Back home, the only "leaf" watching that I did was noting with disdain when the pine needles turned from green to brown, which meant it was time to pull out the rake.

And it wasn’t until I moved to this area in 2008 that I ever heard of a corn maze. Although they never crossed my radar growing up, I’ve discovered that in North Georgia, these things are a pretty big deal.

After writing a few stories about them, I decided that it was time to check one out for myself.

Here’s something else you may not know about me — I get lost very easily. Even with a set of written directions, somehow I still end up making a wrong turn or two.

Knowing how poor my navigational skills are, I decided it would be wise to not go it alone, so I talked my friend John Preston into going with me up to the corn maze at Jaemor Farms in Alto.

John was a strategic choice. He’s done a corn maze before and he has the added advantage of being taller than me, so he could see over some of the towering stalks of corn.

Although some folks like the challenge of wandering through the maze at night with a flashlight, that wasn’t going to work for me. I freak out easily, so I needed as much light as possible.

We arrived at around 5 p.m. Saturday with plenty of sunshine to spare.

Ordinarily, I detest pulling up to places and seeing the parking lot spilling over with cars, but not that day. I was more than happy to pull into the overflow parking area on the grass. More cars equals more bodies and more people to ask for help in the very likely scenario that I got lost.

Since John had never eaten boiled peanuts before — his west Georgia childhood was apparently even more deprived than my Southern one — we made a side trip into the farmer’s market to pick up a steaming bag of the salty treats.

After a pit stop to pick up our wristbands and activity booklet — Jaemor’s corn maze has hidden trivia stations — we were on our way.

"Don’t worry, in an honest to God emergency, you could just run through the corn to get out," John said jokingly, but I stored that tidbit away as good advice.

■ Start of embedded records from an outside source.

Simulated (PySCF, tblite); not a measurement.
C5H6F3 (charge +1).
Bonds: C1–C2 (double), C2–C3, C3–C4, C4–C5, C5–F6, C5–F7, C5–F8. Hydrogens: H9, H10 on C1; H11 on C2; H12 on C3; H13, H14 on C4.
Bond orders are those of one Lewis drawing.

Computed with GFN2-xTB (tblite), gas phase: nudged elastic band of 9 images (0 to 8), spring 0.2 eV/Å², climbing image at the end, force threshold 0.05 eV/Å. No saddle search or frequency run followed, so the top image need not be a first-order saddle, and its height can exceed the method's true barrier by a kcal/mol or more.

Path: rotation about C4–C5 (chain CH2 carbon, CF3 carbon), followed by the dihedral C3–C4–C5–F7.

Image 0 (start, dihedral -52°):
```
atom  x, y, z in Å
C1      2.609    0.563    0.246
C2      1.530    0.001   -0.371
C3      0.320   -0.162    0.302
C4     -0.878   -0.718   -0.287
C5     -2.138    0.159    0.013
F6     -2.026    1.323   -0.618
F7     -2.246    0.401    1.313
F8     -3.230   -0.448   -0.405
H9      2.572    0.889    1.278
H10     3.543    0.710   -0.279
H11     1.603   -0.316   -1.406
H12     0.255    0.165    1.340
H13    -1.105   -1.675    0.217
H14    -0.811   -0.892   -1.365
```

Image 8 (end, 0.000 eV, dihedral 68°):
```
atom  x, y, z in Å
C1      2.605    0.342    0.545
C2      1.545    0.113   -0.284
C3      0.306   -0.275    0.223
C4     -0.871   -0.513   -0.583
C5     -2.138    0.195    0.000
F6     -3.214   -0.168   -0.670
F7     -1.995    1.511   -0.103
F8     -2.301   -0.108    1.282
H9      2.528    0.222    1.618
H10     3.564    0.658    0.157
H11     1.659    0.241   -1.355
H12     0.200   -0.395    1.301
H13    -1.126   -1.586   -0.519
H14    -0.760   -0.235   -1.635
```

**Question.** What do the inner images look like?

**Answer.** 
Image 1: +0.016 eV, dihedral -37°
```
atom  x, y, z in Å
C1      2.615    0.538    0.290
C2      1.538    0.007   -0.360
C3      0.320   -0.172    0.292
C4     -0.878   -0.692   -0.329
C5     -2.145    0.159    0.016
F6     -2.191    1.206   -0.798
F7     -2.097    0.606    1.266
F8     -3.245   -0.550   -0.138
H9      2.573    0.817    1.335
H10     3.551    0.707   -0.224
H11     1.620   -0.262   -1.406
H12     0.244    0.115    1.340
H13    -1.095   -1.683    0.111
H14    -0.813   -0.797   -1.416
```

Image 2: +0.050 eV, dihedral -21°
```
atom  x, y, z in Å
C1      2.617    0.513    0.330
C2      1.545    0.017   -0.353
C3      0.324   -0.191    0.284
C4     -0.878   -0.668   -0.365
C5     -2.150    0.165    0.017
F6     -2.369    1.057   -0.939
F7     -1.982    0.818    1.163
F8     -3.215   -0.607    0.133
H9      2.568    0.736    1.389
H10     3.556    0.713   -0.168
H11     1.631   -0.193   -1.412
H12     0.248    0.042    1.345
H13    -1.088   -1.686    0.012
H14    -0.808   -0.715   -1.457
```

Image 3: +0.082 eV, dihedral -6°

At first, things were good. There were peanuts to eat and jokes to crack. Then it happened.

We came to a fork in the maze and I could no longer see through the corn. Suddenly it felt like the walls were closing in on me and my heart started racing.

Although I was feeling slightly panicked, I didn’t want it to show on my face because I knew that John would never let me live it down. Just before the beads of sweat escaped my hairline and started streaming down my forehead, a family of four approached the fork from our left.

"Heads we go left, tails we go right," the dad said before flipping a coin.

"Genius," I thought.

Why hadn’t I thought of such a low-stress strategy? Despite not having a plan of action other than bulldozing the thick patches of corn to find my way to freedom, seeing other folks helped to soothe my nerves and we continued on our maize-shadowed path.

"I want to go this way because it feels counter-intuitive," John said as we reached another fork, "so it’s probably right."

Clearly he was a man with a plan, which made me happy since I was so turned around it wasn’t even funny.

Some kids near the observation deck in the middle of the maze helped to lighten the mood when one of them said, "Red Robin" and the others correctly and humorously replied with, "Yum."

About 20 minutes into the maze I noticed that the sun was starting to dip down again and you guessed it. I panicked.

In case you haven’t noticed, I don’t handle suspense, or scenarios that remotely remind me of scary movie plots, very well.

"Don’t worry. There’s plenty of sunlight left," John, the apparent voice of reason, said.

"We’re going to hang on to this right wall until it breaks. Then we’re going to go left."

And just like that, I saw the big, red barn where we’d gotten our tickets. A kid behind us summed up my feelings perfectly, "I never thought we were gonna get out of there."

Victory never felt so good. Take that you 8-acre corn maze with your dead-end fake outs and sneaky twists and turns.

"Oh wow, they’re shooting apples at a bus," John said when he noticed the apple cannon to our left as we exited the maze.

While he was excited about smashing apples on a big, yellow bus that carried children to and from school in a former life, I was more enthusiastic about the scent that tickled my nose. Funnel cake.

Those oversized, fried treats have been my favorite ever since I got my first taste as a kid at the Blessing of the Fleet in Darien, which is about 20 minutes north of my hometown.

Although the powdered sugar that’s dusted liberally on top of the fried cake creates a heck of a mess, the crispy goodness is more than worth it. As we sat down to recap our experience in the maze, John said something that almost made me leave him right there in Alto.

"When you said, ‘I think we’re going the wrong way,’ I knew we were headed in the right direction," he said smugly.

If he hadn’t been right, he would’ve gotten left. The only thing I could do was roll my eyes and steal the last bite of the funnel cake we were splitting.

After taking our turn at the apple cannon, which I admit was a great way to relieve stress, we decided to end our day with a hay ride.

Despite my mini-panic attacks, the corn maze was good times. There was tasty food, random fun and I may have even learned a thing or two.

Slowly but surely, I’m becoming a true-blue North Georgian. I can’t wait to see what adventure comes across my path next.